BT system, discovered over the 1940s, is an excellent ferroelectric material with a

spontaneous electric polarization around ~26 μC/cm2 [13], below a critical temperature (~403

K). In this case, the alkaline metals (barium) and oxygen ions behaves as completely occupied

electronic shells atoms and the strong Ti-O chemical bonding in the crystal promotes the d0

electronic configuration of titanium (3d transition metal), which contradicts the requirement of

partially filled d-orbitals in transition metals as the main condition for the ferromagnetism [12].

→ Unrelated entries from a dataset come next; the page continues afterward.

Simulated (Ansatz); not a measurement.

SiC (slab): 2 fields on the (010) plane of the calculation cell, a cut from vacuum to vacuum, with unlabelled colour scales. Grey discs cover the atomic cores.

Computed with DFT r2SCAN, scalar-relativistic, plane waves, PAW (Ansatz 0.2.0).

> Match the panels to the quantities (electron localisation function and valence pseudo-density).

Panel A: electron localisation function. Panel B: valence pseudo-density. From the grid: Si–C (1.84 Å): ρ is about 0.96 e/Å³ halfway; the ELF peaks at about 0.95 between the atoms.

As a result, the magnetic property is suppressed [14]. Nevertheless it is possible to induce

ferromagnetic order in the BT system by doping with partially filled d transition metals [15–

17]. This phenomenon has been predicted by spin-polarized density functional theory (DFT)

calculations [18] and recently observed by experimental measurements in manganese-doped

BaTiO3 ceramics [19–21]. In all the cases, the d transition metals substitute generally the

titanium (Ti4+) ions located at the B-site of the perovskite structure. According to the theory of

magnetism, in addition of finding magnetic behavior in transition metals with partially filled d-

orbitals, it is possible to observe a magnetic behavior in some rare-earth ions with partially

filled f-orbitals [14]. However, although here have been many published works since the

discovery of the barium titanate system, concerning their ferroelectric and multifunctional

properties, in which transition metals are used mainly to induce the magnetic properties, only

during the last decades with the development of powerful computers, detailed theoretical

researches were possible to be carried out. Such studies allow to simulate many interacting

particles system by first principles methods calculations. In particular, for obtaining the

physical properties of modified crystalline materials with small doping amounts it is necessary

to use supercells containing a large number of atoms. In this context, a detailed investigation of

the multiferroic properties of rare-earth modified BaTiO3, by considering different Eu3+ cation

concentrations, is presented in this work. First principles calculations, supported by the Density

Functional Theory (DFT) [22,23], have been used to predict the multifunctionality of the

studied system. The solution of the Kohn-Sham equations have been carried out by considering

an electron subject to an effective potential, which depends on three contributions: the electron-

ions interaction, the electron-electron interaction described by means of the Hartree’s potential,

and the exchange and correlation potential. In our case, in order to better describe the magnetic

properties, the theoretical model has been extended to the spin-polarized DFT, where the

electronic density has a spin dependence in addition to the spatial position, nσ(r), (with σ=↑,↓)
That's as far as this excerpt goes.